During the past year, several studies, all under the auspices of the Department of Defense, have purported to get to the bottom of the matter. All have exonerated from accountability most except low-ranking soldiers. Trials have been held for several of these, with some still in progress and more to come. Other than the reduction in rank of a reserve brigadier general, no other senior officer has been held accountable. These actions have no face credibility, as many have pointed out in the media and in Congress. Whether the leaders in Congress will act to establish accountability remains to be seen. According to the latest polls, there will be less public pressure for them to do so. A USA TODAY/CNN/Gallup Poll released in early May 2005 shows a diminution of public condemnation of the torture. According to this latest survey, the number of those bothered a "great deal" by the acts has dropped to 39%. Those bothered "not at all" rose to 19%.

Taken together, the facts cited above should cause concern in several areas. It is well established that military members have a duty to refuse to obey illegal policies and orders and this certainly applies to actions that violate the Geneva rules in regard to the treatment of prisoners. Thus, one can argue that the punishments now being meted out to those junior soldiers are justified. We punished hundreds of soldiers and Marines for atrocities in Vietnam, even though many of these acts were committed in the heat of battle where it was difficult to distinguish between innocent civilians and insurgents bent on killing those who committed the atrocities. But to dismiss the role of the systemic climate established by the policy documents described above, and the apparent acquiescence by the chain of command, defies explanation. When policy documents waive international laws, the people on the ground have the burden to reject that policy. In my view, the behavior of these senior officials represents more serious violations than those at the end of the process. To exonerate them is inexcusable.

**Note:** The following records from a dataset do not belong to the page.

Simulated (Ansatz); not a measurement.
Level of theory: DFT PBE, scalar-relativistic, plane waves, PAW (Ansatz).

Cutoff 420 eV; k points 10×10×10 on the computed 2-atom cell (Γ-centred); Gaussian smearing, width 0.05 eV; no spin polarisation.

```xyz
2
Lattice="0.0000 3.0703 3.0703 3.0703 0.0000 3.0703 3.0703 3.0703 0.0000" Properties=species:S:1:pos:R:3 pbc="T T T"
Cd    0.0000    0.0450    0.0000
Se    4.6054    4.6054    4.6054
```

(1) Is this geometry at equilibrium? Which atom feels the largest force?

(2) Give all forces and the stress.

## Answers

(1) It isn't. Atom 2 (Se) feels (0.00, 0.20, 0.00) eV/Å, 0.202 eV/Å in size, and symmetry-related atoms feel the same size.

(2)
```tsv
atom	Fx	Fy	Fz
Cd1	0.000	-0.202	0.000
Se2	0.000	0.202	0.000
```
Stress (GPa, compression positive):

A more fundamental and profound consequence of this episode is what it has done, and can do, to the moral fiber of the military. Perhaps the firewall constructed by limiting the blame to low-ranking enlisted personnel, will satisfy the conscience of the rank and file of the military and reinforce a dedication to moral behavior necessary for a professional military. This was the approach used in dealing with the My Lai massacre in Vietnam. The success of that approach, as it applied to My Lai, and the current problem is debatable. Years after that event, LTG Ray Peers, who had conducted the investigation of the My Lai atrocity, wrote to the Army Chief of Staff that the systemic problems in the Army that led to the My Lai incident had not been corrected. The Army Chief of Staff then ordered an extensive educational process to strengthen ethical behavior. What seems certain in the current situation is that if the military officer corps refuses to own what has occurred and learn from it, we will have weakened the moral fiber of the military. Claiming that it was the behavior of a "few rogue bad apples" will blind the military to what has occurred. One of the lessons learned should be the need to strengthen the willingness to give loyal dissent to policies that violate the moral code of the professional military. Surely there were senior officers, other than the military lawyers in the Pentagon, who objected to the policies. If those in the chain of command agreed with, rather than just acquiesced to, these policies, there are more fundamental problems than lack of moral courage to dissent.

There are also serious concerns at the societal level. The polls cited above show that the justifiable public outrage is waning. It is likely that some of this is a result of the acceptance of the rationalization that this whole affair was the behavior of those few bad apples. This is an understandable reaction; it is comforting to believe that there is nothing fundamentally wrong with our military leadership and our societal values and moral fiber. This kind of rationalization has worked for many societies, including those in Germany who had "no idea" of what was going on in the concentration camps. Fortunately, the German leaders after the war faced up to the realities of what had happened to the German people and took steps to educate the people so that the Holocaust would not reoccur. If we are not careful, the legitimate outrage at torture will disappear and we will avoid addressing the underlying causes of this blot on our moral fiber. Now that the election is over and there is no partisan political rationale to use the matter in a partisan way, we should be able to look at the problem in an honest manner. This will be a delicate task. At a minimum, Congress should be more responsible in its oversight responsibility.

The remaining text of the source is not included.